This would fit the church’s desire to knock down the convent and replace it with a new administration block.
The bishop also cast doubt on St Mary’s connection with Bulli, saying she “may or may not have visited” the convent, as “it is unclear from the records that she did physically visit there”.
This contradicts information on St Joseph’s Primary School website, which said she visited “several times”.
St Mary co-founded the Sisters of St Joseph order, which established schools in this region and others.
A report to Wollongong City Council in December 2015 recommended a heritage listing for the old convent, and the adjacent St Joseph’s church.
Last March the Catholic Church got a private certifier to approve its plans to demolish the old convent, and work was set to commence.
But a parishioner told the council and the next day an interim heritage order halted the church’s plans.
Rev Ingham, in a letter to council, said the building did not fit heritage criteria, and had not been used as a convent since 1985.
“Any connection to the local community has been lost since then,” he said.
He said it failed several heritage criteria, and said the removal of the cross and other religious symbols meant there was no longer evidence of Catholic association.
And because demolishing the convent could help expand the school, St Mary would have backed it.

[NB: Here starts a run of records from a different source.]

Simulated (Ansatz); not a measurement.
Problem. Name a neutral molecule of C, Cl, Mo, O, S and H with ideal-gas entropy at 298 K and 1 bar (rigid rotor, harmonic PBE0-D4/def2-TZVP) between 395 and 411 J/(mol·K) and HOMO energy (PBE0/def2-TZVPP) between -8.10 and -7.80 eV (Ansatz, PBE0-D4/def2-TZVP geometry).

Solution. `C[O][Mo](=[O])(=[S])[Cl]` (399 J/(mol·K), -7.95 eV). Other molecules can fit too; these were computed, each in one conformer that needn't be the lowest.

“We believe that, as a person who herself strove to commence and continue Catholic education particularly for poor and underprivileged students in the late 1890s, St Mary of the Cross MacKillop would have been one who would rather have seen the children’s education catered for than retaining a disused building which she may or may not have visited (and it is unclear from the records that she did physically visit there),” the bishop wrote.
The Catholic Education Office had received a grant of $1.675 million, which was tied in part to the convent’s demolition and replacement with the single-storey administration centre.
Council is now considering the heritage listing for the convent and church.